And the practical effect of the clause went further: it was believed to make the Bank of England the only joint stock company that could receive deposits, as well as the only company that could issue notes. The gift of 'exclusive banking' to the Bank of England was read in its most natural modern sense: it was thought to prohibit any other banking company from carrying on our present system of banking. After joint stock banking was permitted in the country, people began to inquire why it should not exist in the Metropolis too? And then it was seen that the words I have quoted only forbid the issue of negotiable instruments, and not the receiving of money when no such instrument is given. Upon this construction, the London and Westminster Bank and all our older joint stock banks were founded. But till they began, the Bank of England had among companies not only the exclusive privilege of note issue, but that of deposit banking too. It was in every sense the only banking company in London.

With so many advantages over all competitors, it is quite natural that the Bank of England should have far outstripped them all. Inevitably it became the bank in London; all the other bankers grouped themselves round it, and lodged their reserve with it. Thus our one reserve system of banking was not deliberately founded upon definite reasons; it was the gradual consequence of many singular events, and of an accumulation of legal privileges on a single bank which has now been altered, and which no one would now defend.

CHAPTER IV

The Position of the Chancellor of the Exchequer in the Money Market.
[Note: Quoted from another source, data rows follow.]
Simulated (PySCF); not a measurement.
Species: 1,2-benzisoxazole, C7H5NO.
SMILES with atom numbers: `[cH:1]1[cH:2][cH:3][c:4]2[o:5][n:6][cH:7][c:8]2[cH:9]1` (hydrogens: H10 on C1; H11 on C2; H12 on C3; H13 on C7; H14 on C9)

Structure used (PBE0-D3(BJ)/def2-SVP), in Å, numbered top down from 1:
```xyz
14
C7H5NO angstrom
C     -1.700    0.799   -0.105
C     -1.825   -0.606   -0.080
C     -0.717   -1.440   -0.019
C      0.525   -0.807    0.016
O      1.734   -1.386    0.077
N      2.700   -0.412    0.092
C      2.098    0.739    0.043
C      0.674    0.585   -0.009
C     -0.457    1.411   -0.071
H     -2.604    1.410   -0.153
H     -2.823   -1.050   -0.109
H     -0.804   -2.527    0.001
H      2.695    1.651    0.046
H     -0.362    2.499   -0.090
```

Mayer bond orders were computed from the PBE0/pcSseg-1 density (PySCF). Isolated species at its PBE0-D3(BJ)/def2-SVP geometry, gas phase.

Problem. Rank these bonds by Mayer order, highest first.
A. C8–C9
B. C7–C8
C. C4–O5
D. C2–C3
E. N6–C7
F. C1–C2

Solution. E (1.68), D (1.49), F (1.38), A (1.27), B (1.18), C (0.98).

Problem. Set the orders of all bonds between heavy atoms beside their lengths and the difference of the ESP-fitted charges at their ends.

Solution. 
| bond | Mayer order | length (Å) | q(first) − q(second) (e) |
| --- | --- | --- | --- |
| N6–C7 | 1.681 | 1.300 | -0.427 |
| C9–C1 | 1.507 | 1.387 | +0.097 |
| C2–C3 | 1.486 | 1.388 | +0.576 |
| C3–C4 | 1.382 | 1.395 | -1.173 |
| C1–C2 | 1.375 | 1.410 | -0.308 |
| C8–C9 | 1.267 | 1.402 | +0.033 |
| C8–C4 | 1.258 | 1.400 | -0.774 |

Nothing can be truer in theory than the economical principle that banking is a trade and only a trade, and nothing can be more surely established by a larger experience than that a Government which interferes with any trade injures that trade. The best thing undeniably that a Government can do with the Money Market is to let it take care of itself.

But a Government can only carry out this principle universally if it observe one condition: it must keep its own money. The Government is necessarily at times possessed of large sums in cash. It is by far the richest corporation in the country; its annual revenue payable in money far surpasses that of any other body or person. And if it begins to deposit this immense income as it accrues at any bank, at once it becomes interested in the welfare of that bank. It cannot pay the interest on its debt if that bank cannot produce the public deposits when that interest becomes due; it cannot pay its salaries, and defray its miscellaneous expenses, if that bank fail at any time. A modern Government is like a very rich man with very great debts which he cannot well pay; its credit is necessary to its prosperity, almost to its existence, and if its banker fail when one of its debts becomes due its difficulty is intense.

Another banker, it will be said, may take up the Government account. He may advance, as is so often done in other bank failures, what the Government needs for the moment in order to secure the Government account in future. But the imperfection of this remedy is that it fails in the very worst case. In a panic, and at a general collapse of credit, no such banker will probably be found. The old banker who possesses the Government deposit cannot repay it, and no banker not having that deposit will, at a bad crisis, be able to find the 5,000,000 L. or 6,000,000 L. which the quarter day of a Government such as ours requires. If a finance Minister, having entrusted his money to a bank, begins to act strictly, and say he will in all cases let the Money Market take care of itself, the reply is that in one case the Money Market will take care of him too, and he will be insolvent.

In the infancy of Banking it is probably much better that a Government should as a rule keep its own money. If there are not Banks in which it can place secure reliance, it should not seem to rely upon them. Still less should it give peculiar favour to any one, and by entrusting it with the Government account secure to it a mischievous supremacy above all other banks. The skill of a financier in such an age is to equalise the receipt of taxation, and the outgoing of expenditure; it should be a principal care with him to make sure that more should not be locked up at a particular moment in the Government coffers than is usually locked up there. If the amount of dead capital so buried in the Treasury does not at any time much exceed the common average, the evil so caused is inconsiderable: it is only the loss of interest on a certain sum of money, which would not be much of a burden on the whole nation; the additional taxation it would cause would be inconsiderable. Such an evil is nothing in comparison with that of losing the money necessary for inevitable expence by entrusting it to a bad Bank, or that of recovering this money by identifying the national credit with the bad Bank and so propping it up and perpetuating it. So long as the security of the Money Market is not entirely to be relied on, the Government of a country had much better leave it to itself and keep its own money. If the banks are bad, they will certainly continue bad and will probably become worse if the Government sustains and encourages them. The cardinal maxim is, that any aid to a present bad Bank is the surest mode of preventing the establishment of a future good Bank.